Comcare v Banerji  HCA 23
High Court decision finds public servant’s anonymous twitter comments in breach of APS Code of Conduct.
On 7 August 2019, the High Court delivered a landmark decision concerning public servants and their rights to freedom of political expression. In a unanimous decision, the court held the dismissal of Michaela Banerji in 2013 was not unjustified, rejecting the respondent’s arguments that the provisions do not apply to ‘anonymous’ communication.
The High Courts ruling overturned a decision made by the Administrative Appeals Tribunal that found Banerji’s termination based on her political views was unjustified.
Banerji’s argument went from one pertaining freedom of political expression to seemingly trying to find a loophole in statutory legislation, arguing that the Public Service Act does not apply to ‘anonymous’ communication.
- Michaela Banerji, a former employee of the Department of Immigration and Citizenship, used an anonymous Twitter account named “@LaLegale”. to post 9,000 Tweets which were critical of the government and its policies.
- Provisions in laid out in the Public Service Act require APS employees to behave in a way that “upholds the APS Values and the integrity and good reputation of the APS” because the APS is “apolitical” and politically impartial.
- Banerji’s identity under @LaLegale was uncovered and her employment was terminated for violating s 13(11), 10(1) of the public service act.
- Banerji made a workplace injury claim under the Safety, Rehabilitation and Compensation Act 1988 (Cth) for a psychological injury resulting from the termination of her employment.
- Comcare rejected the claim on the basis that the respondent’s injury was suffered as a result of such action. That decision was set aside by the Administrative Appeals Tribunal, on the basis that the Code trespassed upon Banerji’s implied freedom of political communication.
- Comcare appealed.
The first issue dealt with by the courts was whether or not the Public Service Act applied to anonymous communication. The courts rejected the respondent’s argument on the basis that the matter would have likely ceased in the earlier tribunal.

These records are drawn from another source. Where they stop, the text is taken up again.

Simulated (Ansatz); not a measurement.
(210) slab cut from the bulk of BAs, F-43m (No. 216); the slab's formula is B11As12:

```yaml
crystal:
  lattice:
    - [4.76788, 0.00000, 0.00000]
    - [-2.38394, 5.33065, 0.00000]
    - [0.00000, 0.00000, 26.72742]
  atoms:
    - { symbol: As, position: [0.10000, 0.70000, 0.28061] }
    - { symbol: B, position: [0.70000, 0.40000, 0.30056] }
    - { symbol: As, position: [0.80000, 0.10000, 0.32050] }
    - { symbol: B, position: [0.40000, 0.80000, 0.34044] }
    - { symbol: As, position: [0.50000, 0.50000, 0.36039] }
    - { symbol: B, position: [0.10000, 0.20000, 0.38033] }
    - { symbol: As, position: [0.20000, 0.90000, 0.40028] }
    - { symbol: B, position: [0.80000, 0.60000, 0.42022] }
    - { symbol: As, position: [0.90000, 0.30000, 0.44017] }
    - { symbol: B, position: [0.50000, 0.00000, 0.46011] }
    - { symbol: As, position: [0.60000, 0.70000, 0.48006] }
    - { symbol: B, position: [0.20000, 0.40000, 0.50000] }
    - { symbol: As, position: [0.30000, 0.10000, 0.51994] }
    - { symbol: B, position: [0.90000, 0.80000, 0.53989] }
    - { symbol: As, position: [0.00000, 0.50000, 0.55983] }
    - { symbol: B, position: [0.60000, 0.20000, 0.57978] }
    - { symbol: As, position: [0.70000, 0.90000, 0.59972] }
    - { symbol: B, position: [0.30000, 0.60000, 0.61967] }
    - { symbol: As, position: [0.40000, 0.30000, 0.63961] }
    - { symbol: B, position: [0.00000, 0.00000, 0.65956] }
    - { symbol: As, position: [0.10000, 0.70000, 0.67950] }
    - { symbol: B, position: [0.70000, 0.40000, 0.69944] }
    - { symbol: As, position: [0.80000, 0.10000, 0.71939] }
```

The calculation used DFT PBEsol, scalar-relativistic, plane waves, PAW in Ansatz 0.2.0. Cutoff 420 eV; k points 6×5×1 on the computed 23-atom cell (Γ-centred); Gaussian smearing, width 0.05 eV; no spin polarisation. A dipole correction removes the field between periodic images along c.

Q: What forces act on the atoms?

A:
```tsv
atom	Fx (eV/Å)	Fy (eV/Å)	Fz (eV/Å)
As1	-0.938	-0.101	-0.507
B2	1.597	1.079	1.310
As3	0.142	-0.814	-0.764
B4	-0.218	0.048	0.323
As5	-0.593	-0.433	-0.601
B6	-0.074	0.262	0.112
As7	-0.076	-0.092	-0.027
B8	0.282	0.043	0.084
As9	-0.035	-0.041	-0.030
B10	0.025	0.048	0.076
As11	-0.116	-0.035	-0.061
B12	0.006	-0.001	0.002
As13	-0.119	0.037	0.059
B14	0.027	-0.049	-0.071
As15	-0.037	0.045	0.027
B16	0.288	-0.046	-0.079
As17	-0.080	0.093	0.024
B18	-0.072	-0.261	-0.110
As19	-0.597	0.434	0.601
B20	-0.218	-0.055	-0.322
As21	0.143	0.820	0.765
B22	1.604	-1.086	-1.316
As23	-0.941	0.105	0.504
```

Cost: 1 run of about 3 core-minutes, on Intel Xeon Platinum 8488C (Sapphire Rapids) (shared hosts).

Secondly, their honours considered the implied freedom argument. Kiefel CJ, Bell, Keane and Nettle JJ found that there had been no unjustified burden on the implied freedom. Geiger J also agreed that the law did not impose an unjustified burden on the implied freedom.
The High Court found that ss 10(1) and 13(11) does affect the ability of Australian public servants to engage in public comment on Government and political matters, therefore limiting their freedom of political expression.
Furthermore, they found that that burden had a legitimate purpose consistent with a constitutional system of government and separation of powers.